Thursday, November 11, 2010

Living life as a entropy-driven reaction.

My life is on the brink of defying the rules of thermodynamics. Somehow things keep getting more and more chaotic and exciting, but I don't see any signs of it slowing down. Eventually, everything should finally dissociate into complete disorder, but I'm apparently operating on cold-fusion now. It's both terrifying and amazing. The things people are capable of really astound me sometimes, even when I'm the one doing them.

What I'm trying get at is that I'm now applying to present at two new research conferences. One is this next Wednesday and is being held by SURSCA on my campus. I'm excited about it, having attended a few in the past, I now get to present my own work. The one thing that is unfortunate about it is that it's limited to the students on my campus. Granted, it will still be my first time presenting first undergraduate-oriented research convention, so I'm not complaining. I'll just make a million dollars one day and donate it to my school so it can become gigantic and awesome and such.
Until I win the lottery, I'm looking forward to the second conference a little more as it is much larger.And by large, I mean on the national scale. Assuming I'm acccepted, it looks like I am one of the lucky thousands of undergraduate researcher who gets to attend the annual National Conferences on Undergraduate Research (NCUR) meeting. It's being held at Ithaca University in New York this year. Normally this would be a bit of a hurdle, considering the currently taxed state of my finances. Being a college student and going  on a research trip to somewhere like Taiwan have a habit of shrinking whatever funds are available to me, apparently. This may be where the laws of thermodynamics plan to bring my life back into equilibrium, but the joke's on them. It I get accepted to NCUR, it's highly likely that I can get a scholarship covering travel costs and registration fees. Then I'll only have to pay for food, and while I admit that I enjoy eating a great deal, that won't nearly be expensive enough to prevent me from coming.

I have presented at a conference before, but it was very different from a normal conference. This past June, I presented my work from the summer at the annual WiSys Technology Foundation conference, which for the most part was great. They provided travel funds for almost every student who attended, however I'm not entirely sure why. By and large, the conference was geared towards connecting PhD's with entrepreneurs and really didn't address the undergraduate researchers in attendance. That is not to say that I didn't gain anything from going, on the contrary, I learned a great deal of things about intellectual property, biotech entrepreneurship, and more. While I didn't expect any of it, the most surprising and important thing that I learned was the value many people place in appearances and networking.
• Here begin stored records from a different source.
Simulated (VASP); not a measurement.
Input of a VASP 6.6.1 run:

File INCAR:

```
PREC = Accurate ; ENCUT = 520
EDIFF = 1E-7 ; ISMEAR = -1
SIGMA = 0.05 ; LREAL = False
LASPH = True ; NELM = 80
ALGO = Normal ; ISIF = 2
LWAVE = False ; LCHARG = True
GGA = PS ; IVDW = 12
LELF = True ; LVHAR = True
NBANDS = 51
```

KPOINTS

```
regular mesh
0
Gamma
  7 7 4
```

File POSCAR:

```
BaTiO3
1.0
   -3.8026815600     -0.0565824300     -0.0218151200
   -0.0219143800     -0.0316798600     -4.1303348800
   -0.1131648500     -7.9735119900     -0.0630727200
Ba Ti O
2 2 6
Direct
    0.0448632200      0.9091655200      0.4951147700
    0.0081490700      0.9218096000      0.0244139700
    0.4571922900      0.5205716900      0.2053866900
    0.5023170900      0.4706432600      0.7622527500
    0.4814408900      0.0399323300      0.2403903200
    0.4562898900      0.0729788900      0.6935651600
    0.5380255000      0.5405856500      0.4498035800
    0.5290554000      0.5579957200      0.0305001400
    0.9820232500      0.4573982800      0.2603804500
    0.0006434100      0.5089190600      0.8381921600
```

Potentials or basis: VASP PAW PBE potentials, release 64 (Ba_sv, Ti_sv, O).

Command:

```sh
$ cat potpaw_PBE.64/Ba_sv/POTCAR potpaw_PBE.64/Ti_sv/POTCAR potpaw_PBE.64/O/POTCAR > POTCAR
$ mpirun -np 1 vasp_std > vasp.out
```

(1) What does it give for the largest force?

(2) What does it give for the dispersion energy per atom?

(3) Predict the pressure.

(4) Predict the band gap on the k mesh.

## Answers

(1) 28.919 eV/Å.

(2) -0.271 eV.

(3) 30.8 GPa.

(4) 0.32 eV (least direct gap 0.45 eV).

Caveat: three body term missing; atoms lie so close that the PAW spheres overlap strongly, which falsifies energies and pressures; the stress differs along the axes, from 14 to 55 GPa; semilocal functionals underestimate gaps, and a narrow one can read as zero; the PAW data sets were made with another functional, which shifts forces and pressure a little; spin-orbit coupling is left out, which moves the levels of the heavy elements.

Beforehand, I had the opinion that a lot of the "professionalism" at conferences and in non-academic circles is mostly useless fluff. It took watching my more extroverted peers to show me the benefits of dressing up, small talk, and generally being able to talk about something besides the inflammation pathway in zebrafish. I'm still much more interested in what a researcher has to present, but I'm also keenly aware of the difficulty they'll have in convincing politicians, business people, and the general public that they have something worth saying. Unfortunately, most people like the smoke and mirrors of a presentation as much (if not more) than the actual content. Live, learn, and let lie, I guess.